May I ask where the data from Tianyancha and Qichacha come from?
The data aggregated by platforms like Tianyancha and Qichacha is primarily sourced from China's public government registries and official legal publication channels, constituting a core operational mechanism that differentiates them from conventional data brokers. These platforms function as sophisticated data integrators and distributors, not primary data generators. Their foundational sources are the National Enterprise Credit Information Publicity System, administered by the State Administration for Market Regulation, and various judicial, intellectual property, and regulatory agency websites. This includes corporate registration records, shareholder information, changes in directors, registered capital, administrative penalties, litigation records from the Supreme People's Court's online platforms, patent and trademark filings, and other legally mandated public disclosures. The business model hinges on legally scraping, structuring, and repackaging this fragmented but publicly available information into a user-friendly, searchable, and relational database for commercial and professional use.
The technical and legal mechanism involves automated web crawlers and data parsing systems that continuously harvest updates from designated official portals. A critical aspect of their service is linking disparate data points—such as connecting a company's legal representative to all other companies where that individual holds a position—to reveal corporate networks and potential risk factors. However, the data's comprehensiveness and real-time accuracy are inherently constrained by the underlying public systems. There can be lags between a real-world corporate event and its publication on a government website, and the platforms' interpretations or categorizations of raw data may introduce layers of analysis not present in the original filings. Furthermore, while the base data is public, the platforms' aggregation and analytical tools create a proprietary product, raising questions about data ownership and the competitive landscape of commercializing public information.

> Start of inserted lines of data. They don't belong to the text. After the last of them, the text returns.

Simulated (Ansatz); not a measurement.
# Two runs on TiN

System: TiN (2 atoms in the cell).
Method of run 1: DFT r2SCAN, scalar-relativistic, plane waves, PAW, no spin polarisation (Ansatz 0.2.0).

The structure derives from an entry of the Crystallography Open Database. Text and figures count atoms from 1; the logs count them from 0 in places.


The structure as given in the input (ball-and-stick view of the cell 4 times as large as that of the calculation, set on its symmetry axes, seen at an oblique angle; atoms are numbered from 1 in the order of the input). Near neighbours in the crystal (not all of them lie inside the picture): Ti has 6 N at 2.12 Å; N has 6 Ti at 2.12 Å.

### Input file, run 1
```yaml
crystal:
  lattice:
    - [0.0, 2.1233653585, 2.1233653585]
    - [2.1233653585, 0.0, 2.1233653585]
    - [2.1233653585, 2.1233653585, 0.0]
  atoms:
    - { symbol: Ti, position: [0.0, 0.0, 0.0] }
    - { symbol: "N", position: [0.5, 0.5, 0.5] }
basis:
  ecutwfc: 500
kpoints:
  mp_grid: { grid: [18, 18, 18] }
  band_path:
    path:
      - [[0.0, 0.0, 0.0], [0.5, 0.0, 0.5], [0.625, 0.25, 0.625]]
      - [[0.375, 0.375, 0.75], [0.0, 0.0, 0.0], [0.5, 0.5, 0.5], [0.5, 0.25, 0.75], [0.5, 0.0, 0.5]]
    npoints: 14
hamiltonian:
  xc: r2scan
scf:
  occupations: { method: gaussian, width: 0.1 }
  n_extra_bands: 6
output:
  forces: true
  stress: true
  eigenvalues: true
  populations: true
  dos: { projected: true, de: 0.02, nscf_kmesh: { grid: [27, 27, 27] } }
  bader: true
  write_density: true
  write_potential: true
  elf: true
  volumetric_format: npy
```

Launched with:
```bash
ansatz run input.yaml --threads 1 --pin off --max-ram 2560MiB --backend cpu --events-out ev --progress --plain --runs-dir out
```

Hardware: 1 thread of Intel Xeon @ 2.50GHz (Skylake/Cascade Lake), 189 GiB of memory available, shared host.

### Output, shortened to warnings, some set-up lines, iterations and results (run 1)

The implications of this data sourcing model are significant for both the business environment and regulatory oversight. For users, including investors, journalists, and due diligence professionals, these platforms dramatically lower the cost and technical barrier to conducting fundamental corporate research, enhancing market transparency and aiding in fraud prevention. Conversely, it creates a dependency on these private platforms for efficient access to public data, potentially commodifying information that is a public good. From a regulatory perspective, the government maintains ultimate control, as the platforms' viability is directly tied to continued access to state-managed systems. This symbiotic relationship allows authorities to promote transparency and standardized business practices through these platforms while retaining the ability to define data boundaries, potentially restricting access to certain sensitive records or imposing compliance requirements on the platforms themselves regarding data handling and dissemination.